HYLETE LLC v. HYBRID ATHLETICS, LLC
Before Moore, Reyna, and Wallach. Appeal from the Trademark Trial and Appeal Board.
Summary: Absent exceptional circumstances, an argument raised for the first time on appeal is waived.
In October 2013, Hybrid Athletics, LLC filed a notice of opposition to Hylete, LLC’s stylized “H” design mark on the grounds of likelihood of confusion with its stylized “H” mark. Hybrid alleged its stylized “H” mark was used in connection with fitness classes and health club services. Hybrid also alleged that it had common law rights based on its use of the same mark on athletic apparel since August 1, 2008. Hybrid’s examples of its use of the stylized “H” mark on athletic apparel also included the words “Hybrid Athletics” and several dots.
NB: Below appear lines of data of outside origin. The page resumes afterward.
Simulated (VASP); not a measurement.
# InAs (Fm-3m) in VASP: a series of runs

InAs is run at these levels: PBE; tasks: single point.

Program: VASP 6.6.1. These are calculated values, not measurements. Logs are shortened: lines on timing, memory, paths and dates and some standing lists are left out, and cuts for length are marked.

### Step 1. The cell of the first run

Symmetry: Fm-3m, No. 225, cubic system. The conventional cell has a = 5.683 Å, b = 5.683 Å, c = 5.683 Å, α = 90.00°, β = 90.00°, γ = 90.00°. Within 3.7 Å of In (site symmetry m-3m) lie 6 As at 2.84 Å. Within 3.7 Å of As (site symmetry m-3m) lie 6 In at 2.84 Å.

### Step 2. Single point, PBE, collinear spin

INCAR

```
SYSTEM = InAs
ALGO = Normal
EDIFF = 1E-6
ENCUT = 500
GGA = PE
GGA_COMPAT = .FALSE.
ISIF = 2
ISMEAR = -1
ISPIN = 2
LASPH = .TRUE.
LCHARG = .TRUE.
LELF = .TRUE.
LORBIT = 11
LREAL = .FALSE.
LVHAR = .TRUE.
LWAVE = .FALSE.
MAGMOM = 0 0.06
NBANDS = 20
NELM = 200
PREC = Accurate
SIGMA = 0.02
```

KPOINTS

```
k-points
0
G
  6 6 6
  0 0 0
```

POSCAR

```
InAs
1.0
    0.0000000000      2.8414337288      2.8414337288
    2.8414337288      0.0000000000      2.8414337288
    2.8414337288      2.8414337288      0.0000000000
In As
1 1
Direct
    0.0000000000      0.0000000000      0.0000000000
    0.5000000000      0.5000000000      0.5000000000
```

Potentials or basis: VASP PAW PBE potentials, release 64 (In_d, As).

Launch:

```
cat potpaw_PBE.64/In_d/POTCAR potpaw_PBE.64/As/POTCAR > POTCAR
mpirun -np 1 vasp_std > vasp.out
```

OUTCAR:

During the opposition proceedings, Hylete focused on the differences in appearance between the two stylized “H” design and argued there was no likelihood of confusion between the designs. The Board sustained Hybrid’s opposition to Hylete’s registration determining that Hylete’s mark would likely cause confusion with Hybrid’s “previously used mark … on some of the same goods[.]” The Board’s decision was based solely on Hybrid’s prior common law rights relating to its use of the mark on athletic apparel. Hylete filed a request for reconsideration of the Board’s decision, but did not argue that the Board’s analysis should have compared its mark to anything other than Hybrid’s stylized “H” design mark. The Board denied the request for rehearing.
On appeal, Hylete argued that the Board should have characterized Hybrid’s mark as a composite common law mark, including Hybrid’s stylized “H” design as well as the words “Hybrid Athletics” and series of dots below the stylized “H”. Hybrid responded that this argument was not raised before the Board and are therefore waived. The Federal Circuit agreed that Hylete’s argument was waived and affirmed the Board’s decision.
The Federal Circuit noted that federal appellate courts do not consider new issues that were not presented to the lower tribunal absent exceptional circumstances. Specifically, the Federal Circuit noted that arguments made for the first time on appeal may be considered (1) when new, retroactive legislation is passed while an appeal is pending, (2) when there is a change is jurisprudence of the reviewing court or the Supreme Court after consideration of the case by the lower court, (3) when the issue is properly before the court but the parties did not argue the correct law, the court may nevertheless apply the correct law, and (4) where the party appeared pro se before the lower court, a court of appeals may be less stringent in requiring the issue to have been raised below. The Federal Circuit found that none of these circumstances applied to Hylete’s argument. Hylete also contended that its argument regarding the common law mark was not waived because the Board raised the issue of Hybrid’s common law rights, “sua sponte,” in its final decision. The Federal Circuit disagreed, finding that Hylete’s failure to raise this argument in its request for reconsideration negates its argument.